If there is one thing many Australians should loathe, it’s losing to England – at anything.

There was a time not so long ago when the English couldn’t swim, play rugby, tennis, or golf.

We held the Ashes were held consecutively from 1989 through to 2003.

The Socceroos even won a friendly 3-1 against a near full World Cup-strength Three Lions.

How things have changed, and not for the better.

Until recently, Australia hadn’t won the Ashes in England over the last four attempts.

We’re not even beating them with our economic incentives and taxation policy settings!

Australia has an Early Stage Innovation Companies (ESIC) scheme to support commercialising innovation and rapidly scaling growth.

It does this by encouraging private investors into early stage companies with a 20% upfront tax relief (capped at a maximum annual tax offset of $200,000) and exempting those investors from capital gains tax as long as their shares are held continuously for a minimum of 12 months (and less than 10 years).

The UK has a similar scheme, the UK’s Seed Enterprise Investment Scheme (SEIS).

Deloitte Access Economics has benchmarked both schemes assuming an initial investment of $200,000.

Their analysis indicates an effective return of 18.5% for investments in early-stage tech companies under Australia’s ESIC, compared to an effective return of 38.6% for investors in the UK’s EIS.

That’s more than double the rate of return!

That’s the equivalent of losing an Ashes Test by an innings and 100 runs.

In a slowing economy, the attraction of ESIC from a government policy lever perspective is that it is not taxpayers’ money.

We shouldn’t be distracted by the initial tax offset and capital gains exemptions for investors.

This isn’t forgoing receipts that would otherwise end up in government coffers.

Capital is globally mobile. Just like the world’s best tech talent is not limited by geography, best-of-breed problem solvers can be found anywhere in the world, and so too the best investment opportunities are not limited by geography.

Australian investors are sophisticated, just like those in the UK.

They will allocate their investments based on where they will achieve the greatest return.

How do we ensure a greater share of Australian private capital is retained and invested in Australia rather than going overseas; capital that can expedite our future economic growth? Bettering the UK’s SEIS would be a strong place to start.

There are more than 1,700 tech scale-ups in Australia that are providing an important source of innovation, committed to disrupting the status quo, finding new ways to build business models, enhancing the competitiveness of Australian industry, generating export revenues, and creating Australian jobs.

It is however estimated that 97% of scale-ups will fail to scale and commercialise, ending in an exit due to difficulties in attracting investment between initial funding and commercialisation.

Does anyone think that this is because Australian ideas are inferior to those overseas?
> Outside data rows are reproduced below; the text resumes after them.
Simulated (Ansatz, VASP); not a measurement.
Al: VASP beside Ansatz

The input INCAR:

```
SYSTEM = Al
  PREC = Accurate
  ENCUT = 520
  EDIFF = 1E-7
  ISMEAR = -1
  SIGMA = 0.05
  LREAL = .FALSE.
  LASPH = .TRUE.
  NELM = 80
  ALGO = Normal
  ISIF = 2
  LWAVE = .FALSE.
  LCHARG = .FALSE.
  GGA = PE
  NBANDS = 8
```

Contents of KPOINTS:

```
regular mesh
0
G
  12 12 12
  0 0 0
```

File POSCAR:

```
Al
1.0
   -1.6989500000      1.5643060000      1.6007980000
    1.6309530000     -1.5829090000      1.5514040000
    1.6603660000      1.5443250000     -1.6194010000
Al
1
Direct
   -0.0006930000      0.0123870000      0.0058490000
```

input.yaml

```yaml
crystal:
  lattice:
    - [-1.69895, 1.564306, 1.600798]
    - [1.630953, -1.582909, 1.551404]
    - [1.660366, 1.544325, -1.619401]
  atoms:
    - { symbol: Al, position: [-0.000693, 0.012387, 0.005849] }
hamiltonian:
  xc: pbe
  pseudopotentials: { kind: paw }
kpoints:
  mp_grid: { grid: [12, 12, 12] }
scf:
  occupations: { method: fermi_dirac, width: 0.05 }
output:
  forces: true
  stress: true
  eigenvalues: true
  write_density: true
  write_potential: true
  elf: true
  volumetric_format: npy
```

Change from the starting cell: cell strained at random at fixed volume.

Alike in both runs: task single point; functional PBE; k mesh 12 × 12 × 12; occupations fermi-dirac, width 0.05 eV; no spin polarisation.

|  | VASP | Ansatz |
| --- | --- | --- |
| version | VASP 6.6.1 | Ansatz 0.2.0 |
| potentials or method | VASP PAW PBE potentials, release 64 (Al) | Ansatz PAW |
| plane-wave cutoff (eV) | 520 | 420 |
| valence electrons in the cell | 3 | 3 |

Or that our best talent in Australia can’t compete with the best talent overseas?

Of course not.

To be successful, our tech scale-ups are building products for a gap in the market they see on the three to five-year horizon.

They are attracting customers who are market leaders and early adopters, and who too see early problems they need to solve.

Once the minimum viable product is up and running, our tech scale-ups need to double down and build out their products to win the bell curve, post early adoption.

And this can’t be achieved without capital and talent.

We need to be moving faster than our overseas competitors who are working to win that same gap in the market.

There are a number of incredible technology and data-enabled businesses in Australia: WiseTech Global, Canva, Airwallex, Nearmap, Quantium to name a few.

We need to fast-track adding hundreds of Australian companies to this list.

The good news with Brexit looming, our dear English friends are, well, in need of friends.

In any free trade agreement, I think we could successfully run a line that the UK’s SEIS should include Australian companies allowing UK investors the same tax breaks on the basis of improving technology and knowledge transfer.

For now though, how about we just focus on keeping our private capital in-country and lift Australia’s ESIC to better the English system.